Jump to content

Photo

Pascal on the 99/4A

Pascal p-system

296 replies to this topic

#276 TheBF OFFLINE  

TheBF

    Moonsweeper

  • 319 posts
  • Location:The Great White North

Posted Sat Jul 1, 2017 5:45 AM

Hmmm! I wonder if a Pascal Compiler written in TurboForth would increase the compilation speed.

From the benchmark result Apersson850 posted, there is room for improvement.  Since the Pascal compiler is written in Pascal, the slowdown seems to be in the p-code interpreter implementation.  If the Pascal compiler emitted Forth that was r"linked" by Turbo Forth and then run, I have a strong feeling it would be much faster than it is currently.

 

Of course if the Pascal compiler emitted native TMS9900 code it would be comparable in speed to C that we see from GCC and potentially the compiler would run even faster on the TI-99.  The caveat is that the compiler program might be larger as native code, but with appropriate compiler optimizations it could be made to be comparable size.

 

Pascal normally compiles much much faster than C, comparable to Forth compilation speeds, because of C's more complicated grammar so I go back to the p-code interpreter as the most probable bottle-neck.
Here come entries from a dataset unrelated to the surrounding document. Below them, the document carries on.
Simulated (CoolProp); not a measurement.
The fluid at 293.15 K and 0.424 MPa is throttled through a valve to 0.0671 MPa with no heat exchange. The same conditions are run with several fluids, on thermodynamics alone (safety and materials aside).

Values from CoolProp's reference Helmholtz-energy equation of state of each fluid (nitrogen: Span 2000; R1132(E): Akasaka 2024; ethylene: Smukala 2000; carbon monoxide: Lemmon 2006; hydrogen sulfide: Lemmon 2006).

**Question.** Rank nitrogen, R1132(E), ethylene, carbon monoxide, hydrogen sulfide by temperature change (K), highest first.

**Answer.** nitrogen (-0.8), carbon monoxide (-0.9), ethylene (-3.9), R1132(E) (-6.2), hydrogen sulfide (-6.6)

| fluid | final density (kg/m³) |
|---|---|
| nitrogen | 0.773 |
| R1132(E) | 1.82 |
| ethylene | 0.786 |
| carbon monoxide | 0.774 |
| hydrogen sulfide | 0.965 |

#277 apersson850 OFFLINE  

apersson850

    Moonsweeper

  • Topic Starter
  • 421 posts

Posted Sat Jul 1, 2017 7:30 AM

From what I've read, the p-system Pascal compiler isn't doing much in the way of optimizing for speed. If it does anything, it's for compact code. But that's more a question about generating code that "fits" the PME (P-Machine Emulator) than anything else.

 

As far as I remember, writing cnt := pred(cnt); generates faster (and more compact) code than writing cnt := cnt-1;

 

But that's not where the time is spent in the benchmarks. They mainly test the library sprite, a pre-compiled unit which has a lot of features, but obviously doesn't work very fast. Since you can create linked lists with sprite descriptions, lists where each element has a timeout and links to the next item when the time runs out, they offer more functionality than I've seen implemented for other languages. It could even be that they are written so that you can only update the sprites on each interrupt, but that I don't know. Pure speculation. The p-system does have its own sprite auto-motion code, which runs on each VDP interrupt.

 

Speaking about them, the p-system also handles concurrency and a keyboard buffer during the interrupts. That's a few more instructions to pass through each time. Does Forth scan they keyboard to check for a user break key while words are running?

 

As a general comment, the p-system is designed around the idea of fitting a complete Pascal compiler (equivalent to the capabilities found in Turbo Pasacal 4, which took a lot of inspiration from UCSD Pascal), and a run-time system which allows for dynamically reloacating of code and swapping of code segments from disk automatically during operation, inside the limits imposed by having only 48 K RAM, of which one third actually is video memory. Execution speed takes a hit there.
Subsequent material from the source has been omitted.